Update, 6:15 a.m. Sunday: A snow advisory remains in effect for the Anchorage Hillside for Sunday but less snow is expected at lower elevations than previously forecast.
In a statement issued around 5 a.m., the National Weather Service said an additional three to six inches of snow is expected through the day on the Hillside, with up to two inches in the city and the lower Hillside. Snow and freezing rain was falling over much of the area Sunday morning.
Winter storm warnings remain in effect for the eastern Kenai Peninsula and Prince William Sound, with an additional eight to 15 inches of snow, with gusts to 50 mph in Turnagain Arm, Whittier and higher elevations.
An advisory is also in effect for the western Kenai Peninsula, with two to 6 inches of additional snow through the day.
Earlier story: Heavy snow and rain was headed for the eastern Kenai Peninsula and Anchorage area Saturday, forecasters said.
About 4 p.m. Saturday, the National Weather Service issued a winter storm warning, which indicates "severe winter weather conditions," for the eastern Kenai Peninsula and western Prince William Sound.
The warning would start at 6 p.m. and extend to 6 p.m. Sunday, and residents were being advised to only travel in an emergency.
Meanwhile, the weather service canceled an earlier alert for the Matanuska Valley. For Anchorage and the western Kenai Peninsula, it downgraded a winter storm watch to an advisory for "snow and strong winds." The advisory was to start at midnight and end at 7 p.m. Sunday.
Between six inches and a foot of snow were still expected in higher elevations on the Anchorage Hillside and 2 to 6 inches in town, forecasters said.

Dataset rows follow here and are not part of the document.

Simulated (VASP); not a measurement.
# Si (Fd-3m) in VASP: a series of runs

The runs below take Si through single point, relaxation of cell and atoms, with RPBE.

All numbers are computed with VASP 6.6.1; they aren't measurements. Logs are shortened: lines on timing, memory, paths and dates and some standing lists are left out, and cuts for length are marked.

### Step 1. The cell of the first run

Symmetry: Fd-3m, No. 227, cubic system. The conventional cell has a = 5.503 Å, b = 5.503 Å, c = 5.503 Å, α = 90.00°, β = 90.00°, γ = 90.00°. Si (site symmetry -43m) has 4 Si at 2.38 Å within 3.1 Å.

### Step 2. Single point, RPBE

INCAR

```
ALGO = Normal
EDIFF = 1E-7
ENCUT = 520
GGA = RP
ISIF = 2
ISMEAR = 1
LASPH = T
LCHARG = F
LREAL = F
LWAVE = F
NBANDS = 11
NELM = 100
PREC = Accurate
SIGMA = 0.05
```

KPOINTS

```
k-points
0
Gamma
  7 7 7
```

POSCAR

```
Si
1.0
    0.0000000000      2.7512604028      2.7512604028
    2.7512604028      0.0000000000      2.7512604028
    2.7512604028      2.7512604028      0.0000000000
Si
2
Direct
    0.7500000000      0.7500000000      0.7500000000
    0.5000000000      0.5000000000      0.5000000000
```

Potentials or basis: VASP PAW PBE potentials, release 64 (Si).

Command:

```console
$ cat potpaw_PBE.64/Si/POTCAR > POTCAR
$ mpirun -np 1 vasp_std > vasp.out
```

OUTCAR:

"There's a lot of uncertainty as to exactly where the bulk of the snow amounts will fall," said Luis Ingram, a meteorologist in the National Weather Service's Anchorage office. He also said Anchorage could see a mix of snow and rain, but that snow was predicted.
Anchorage on Friday tied the record for most consecutive days, 36, without measurable snowfall, Ingram said. He said a no-snow Saturday would break the record.
South of Anchorage, from Turnagain Arm to Seward, between 15 and 30 inches of snow were predicted at higher elevations, Ingram said, and between 5 and 15 inches elsewhere. Forecasters predicted reduced visibility and east gusts up to 55 mph through Whittier, Portage Valley and Turnagain Arm.
An advisory was in effect for the western Kenai Peninsula, including Cooper Landing, Kenai, Soldotna and Homer, until Sunday evening, with up to 4 inches of snow predicted inland.